About a year ago I bought this book when Scott Guthrie promoted a deal on it at Amazon. This was probably the biggest technology book I’ve ever read and it took me months to read and not only because of the size but because it was boooring.
Most of the book is written by Bill Evjen (as far as I understand) and his chapters are very dry and not very different from just browsing through MSDN documentation. There are almost no personal opinions, recommendations or anything. Just plain reference.
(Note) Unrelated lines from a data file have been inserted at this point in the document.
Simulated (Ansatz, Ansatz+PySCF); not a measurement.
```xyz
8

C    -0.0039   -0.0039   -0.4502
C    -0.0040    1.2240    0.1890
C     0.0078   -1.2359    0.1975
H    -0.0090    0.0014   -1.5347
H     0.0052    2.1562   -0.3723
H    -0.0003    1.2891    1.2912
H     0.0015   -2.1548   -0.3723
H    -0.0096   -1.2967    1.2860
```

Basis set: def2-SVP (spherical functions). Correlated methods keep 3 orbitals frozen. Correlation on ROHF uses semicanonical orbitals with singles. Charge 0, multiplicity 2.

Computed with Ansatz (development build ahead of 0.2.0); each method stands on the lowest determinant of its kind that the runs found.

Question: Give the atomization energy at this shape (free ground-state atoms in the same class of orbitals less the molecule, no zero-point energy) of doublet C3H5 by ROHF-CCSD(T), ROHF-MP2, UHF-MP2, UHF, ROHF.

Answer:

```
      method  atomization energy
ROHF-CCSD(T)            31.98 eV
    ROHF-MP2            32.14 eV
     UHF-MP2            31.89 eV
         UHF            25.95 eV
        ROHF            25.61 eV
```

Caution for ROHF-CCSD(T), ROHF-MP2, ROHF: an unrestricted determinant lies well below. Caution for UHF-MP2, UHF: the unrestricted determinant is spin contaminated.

Some chapters are written by Scott Hanselman and you can see it right from the start. These chapters offer opinions, advices and you can see a person behind them. I don’t know, maybe it’s just me, but I prefer seeing a person behind a book or an article rather than reading a book which looks like it’s written by some technical documentation team. Unfortunately only a few chapters are authored by Scott.
I couldn’t identify chapters by Devin Rader so he either writes indistinguishably from Bill or Scott :)
The other point to criticize would be the fact that book has samples in both C# and VB. I understand that it’s easier to publish one book instead of two but the book could’ve been like 20-30% thinner and lighter and I wouldn’t have to decide against bringing it with me on the flight (yes, it’s that heavy). And, you know, 300-400 useless pages for almost every reader (either VB or C# developers) doesn’t help preserve Amazonia forests.
Overall this is not a bad book if you are looking for printed ASP.NET reference but not quite a good read if you want some insight, recommendations and depth.
Verdict: complete but dry and boring.
Other recommended books about ASP.NET: 4 years ago I’ve read Programming Microsoft ASP.NET 2.0 Applications: Advanced Topics by Dino Esposito and it was really good. Unfortunately it doesn’t seem that there’s an updated edition of this book by Dino, but there’s other book called Programming Microsoft ASP.NET 3.5. I’m not sure how this new book is related to the older ones (in terms of topics) but I really like Dino Esposito’s style and depth of his books.